Sorry, Nandor, but your return to Parliament is a big leap backwards for the Greens. Filling the vacancy created by Rod Donald's untimely death with the gentle-minded Rastafarian father-of-one may be a much-needed source of comfort for a close-knit caucus in the depths of major crisis.

But it is ominous for the Greens that the first decision the party has made since Donald's passing is so obviously the wrong one.

It is a sign of a party turning inwards at the very time it needs to keep reaching outwards.

For all Nandor Tanczos' qualities, his loss of his parliamentary seat in September was a blessing in disguise for the Greens, even though they would never admit it.

Cannabis law reform had become an albatross around the party's neck. Although the exit of Tanczos with the invisible Mike Ward meant the caucus was decidedly smaller, it was a much tighter, more focused unit.

Bringing back Tanczos does nothing to smooth succession questions surrounding the party's leadership, already deemed in need of attention before Donald's death.

Jeanette Fitzsimons had been expected to retire at the next election, with Sue Bradford or possibly Metiria Turei taking over as female co-leader beforehand.

Fitzsimons will now have to stay on. Otherwise, the party will be fighting the election with two new co-leaders.

The problem is neither Tanczos nor the remaining male in the caucus, Keith Locke, are contenders for male co-leader.

Locke is a quiet person who prefers to let his ideas and achievements speak for themselves. He is now in his 60s and is also expected to retire in 2008.

Tanczos is seen as far too polarising. He would lose as many votes as he would attract, probably more. His stance on cannabis law reform makes him an easy target and would divert attention from policies the party is keener on promoting.

The party was always going to have to look outside the caucus for Donald's replacement, and is the reason why Tanczos should have been persuaded to forego his right of re-entry in favour of new talent further down the list.

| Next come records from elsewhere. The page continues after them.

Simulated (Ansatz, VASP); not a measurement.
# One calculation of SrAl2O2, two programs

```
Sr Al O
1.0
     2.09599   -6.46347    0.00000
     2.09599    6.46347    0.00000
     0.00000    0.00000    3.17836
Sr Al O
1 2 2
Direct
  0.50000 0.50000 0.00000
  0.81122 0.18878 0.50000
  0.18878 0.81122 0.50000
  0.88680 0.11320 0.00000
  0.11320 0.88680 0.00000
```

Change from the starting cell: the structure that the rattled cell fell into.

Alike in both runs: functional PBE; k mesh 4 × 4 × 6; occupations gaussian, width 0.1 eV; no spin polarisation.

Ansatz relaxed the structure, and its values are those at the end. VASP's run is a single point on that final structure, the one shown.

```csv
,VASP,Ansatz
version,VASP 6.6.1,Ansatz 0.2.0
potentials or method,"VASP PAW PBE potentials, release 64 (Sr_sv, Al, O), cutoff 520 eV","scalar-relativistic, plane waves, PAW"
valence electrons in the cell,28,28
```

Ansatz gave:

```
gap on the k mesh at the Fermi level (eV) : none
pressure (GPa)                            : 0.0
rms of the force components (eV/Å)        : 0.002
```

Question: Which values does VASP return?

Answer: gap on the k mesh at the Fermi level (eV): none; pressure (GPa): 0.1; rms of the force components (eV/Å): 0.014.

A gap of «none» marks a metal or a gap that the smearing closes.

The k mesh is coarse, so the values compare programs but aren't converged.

But reinstating Tanczos has removed the option of fast-tracking Russel Norman, the obvious front-runner for male co-leader, into the parliamentary team.

The Australian-born Norman, who has a doctorate in politics, has been a party member since crossing the Tasman about a decade ago. He is thought to have already had Fitzsimons' backing to take over when Donald eventually retired.

There is some resistance within the party to Norman, possibly because he was in charge of its disappointing election campaign. But he presents the kind of unthreatening, contemporary image the Greens desperately need, especially to complement Fitzsimons' fundamentalist environmentalism.

A party leader really needs to be in Parliament to make any sort of impact. It is going to be difficult enough for Donald's successor to fill his shoes.

Perhaps the most remarkable aspect of the eulogising of Donald was that it did not subside in the days after his death. If anything, it intensified.

The wave of sympathy has helped to carry the Greens through what for them was always going to be a very public grieving process. That is the Green way. And the party will feel all the better for it.

Even so, Fitzsimons has carried a heavy burden. Perhaps feeling the loss keener than anyone, she has had to hold things together amid the emotional tumult.

Her incredible stoicism has carried the party through the immediate crisis. But, at times, her shoulders have seemed to sag as the true extent of the loss becomes apparent.

Donald's death does not just create a huge vacuum in a small caucus. The premature exit of the party's chief tactician coincides with the Greens having to make some tough decisions, some of which have been avoided for far too long.

Fitzsimons can carry the load into the summer break, but it is vital someone in the caucus then step forward to fill some of the gap left by Donald - especially if the new co-leader is not elected for another six months or so, as Fitzsimons is indicating.

That responsibility will likely fall to Bradford who, more than her colleagues, is seen as having more of the right kind of mix of idealism, pragmatism and drive that Donald possessed. But she would be more uncompromising than Donald.

She has already shown her contempt for the new Government's reliance on New Zealand First and United Future and the block they place on Labour implementing centre-left policies.

The bitterness many Greens now feel towards Labour, whom they believe shafted their party in post-election negotiations for Labour's own convenience, will inevitably provoke intense debate about the Greens' relationship with its supposed ally.

Having overcome earlier reluctance to enter coalition - something which was largely at Donald's prodding - the leadership may come under pressure to distance the party from Labour in 2008.

Bradford will be a pivotal figure in those discussions and avoiding any tactical rethink which, like the GM-inspired refusal to back Labour on confidence motions, ends up working against the party's interests.

Other matters require urgent sorting out. The centre-left suffered from the failure of the Greens and the Maori Party to form a bloc after the election that would have made it harder for Helen Clark to justify wrapping up a deal with two centrist parties.

Then there is branding. Is the party's environmental thrust being sacrificed by too much emphasis on policies promoting social justice?

Most pressing of all, three years on from the anti-GM heyday, the party is still looking for something else with similar resonance to lure voters.

Fitzsimons put her trust in "peak oil". That had no impact because everyone agreed oil shortages were not a good thing, but the Greens could not offer any quick-fix solution. It was a tactical mistake. But too many Green MPs pushed too many barrows in the last term with little electoral spin-off.

The worry now is that without the discipline and focus Donald brought to party discussions, MPs will work even less as a team, and caucus meetings will degenerate into what one party worker calls "interminable navel-gazing".

Unfortunately for the Greens, Tanczos' return to Parliament shows those MPs are still thinking with their hearts, not with their heads.